(Peer-Reviewed) Wide-spectrum optical synthetic aperture imaging via spatial intensity interferometry
Chunyan Chu 褚春艳 ¹ ², Zhentao Liu 刘震涛 ³ ⁴, Mingliang Chen 陈明亮 ³ ⁴, Xuehui Shao 邵学辉 ⁵, Guohai Situ 司徒国海 ³ ⁴, Yuejin Zhao 赵跃进 ¹ ², Shensheng Han 韩申生 ³ ⁶
¹ Beijing Key Laboratory for Precision Optoelectronic Measurement Instrument and Technology, Beijing 100081, China
中国 北京 精密光电测试仪器及技术北京市重点实验室
² School of Optics and Photonics, Beijing Institute of Technology, Beijing 100081, China
中国 北京 北京理工大学光电学院
³ Shanghai Institute of Optics and Fine Mechanics, Chinese Academy of Sciences, Shanghai 201800, China
中国 上海 中国科学院 上海光学精密机械研究所
⁴ University of Chinese Academy of Sciences, Beijing 100049, China
中国 北京 中国科学院大学
⁵ National Laboratory of Aerospace Intelligent Control Technology, Beijing 100089, China
中国 北京 宇航智能控制技术全国重点实验室
⁶ Hangzhou Institute for Advanced Study, University of Chinese Academy of Sciences, Hangzhou 310024, China
中国 杭州 中国科学院大学 杭州高等研究院
Opto-Electronic Advances, 2023-3-10
Abstract
High resolution imaging is achieved using increasingly larger apertures and successively shorter wavelengths. Optical aperture synthesis is an important high-resolution imaging technology used in astronomy. Conventional long baseline amplitude interferometry is susceptible to uncontrollable phase fluctuations, and the technical difficulty increases rapidly as the wavelength decreases. The intensity interferometry inspired by HBT experiment is essentially insensitive to phase fluctuations, but suffers from a narrow spectral bandwidth which results in a lack of effective photons.

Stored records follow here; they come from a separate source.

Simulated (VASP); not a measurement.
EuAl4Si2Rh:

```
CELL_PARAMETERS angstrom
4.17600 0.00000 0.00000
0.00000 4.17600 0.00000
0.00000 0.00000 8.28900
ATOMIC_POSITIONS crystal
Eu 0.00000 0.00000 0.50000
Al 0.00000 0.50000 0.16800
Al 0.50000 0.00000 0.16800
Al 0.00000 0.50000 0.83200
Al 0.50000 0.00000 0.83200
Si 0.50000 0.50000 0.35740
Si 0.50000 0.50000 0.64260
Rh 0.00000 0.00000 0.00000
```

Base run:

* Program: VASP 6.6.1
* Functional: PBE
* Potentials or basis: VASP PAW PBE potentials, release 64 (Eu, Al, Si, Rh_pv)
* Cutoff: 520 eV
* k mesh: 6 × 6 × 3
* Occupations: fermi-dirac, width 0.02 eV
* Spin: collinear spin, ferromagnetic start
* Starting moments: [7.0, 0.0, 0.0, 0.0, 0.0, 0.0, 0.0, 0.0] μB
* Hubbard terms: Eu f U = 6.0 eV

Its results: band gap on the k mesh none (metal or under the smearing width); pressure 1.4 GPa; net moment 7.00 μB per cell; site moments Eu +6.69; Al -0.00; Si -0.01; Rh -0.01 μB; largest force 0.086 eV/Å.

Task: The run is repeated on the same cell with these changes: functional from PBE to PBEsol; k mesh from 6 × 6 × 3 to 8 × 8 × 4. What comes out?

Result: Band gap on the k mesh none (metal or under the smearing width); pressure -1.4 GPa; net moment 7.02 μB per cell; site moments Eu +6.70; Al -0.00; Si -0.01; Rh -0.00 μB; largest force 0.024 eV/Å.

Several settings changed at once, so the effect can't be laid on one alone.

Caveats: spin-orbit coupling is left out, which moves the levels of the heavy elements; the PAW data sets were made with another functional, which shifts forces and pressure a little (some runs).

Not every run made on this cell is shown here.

In this study, we propose optical synthetic aperture imaging based on spatial intensity interferometry. This not only realizes diffraction-limited optical aperture synthesis in a single shot, but also enables imaging with a wide spectral bandwidth, which greatly improves the optical energy efficiency of intensity interferometry. And this method is insensitive to the optical path difference between the sub-apertures. Simulations and experiments present optical aperture synthesis diffraction-limited imaging through spatial intensity interferometry in a 100 nm spectral width of visible light, whose maximum optical path difference between the sub-apertures reaches 69λ.
This technique is expected to provide a solution for optical aperture synthesis over kilometer-long baselines at optical wavelengths.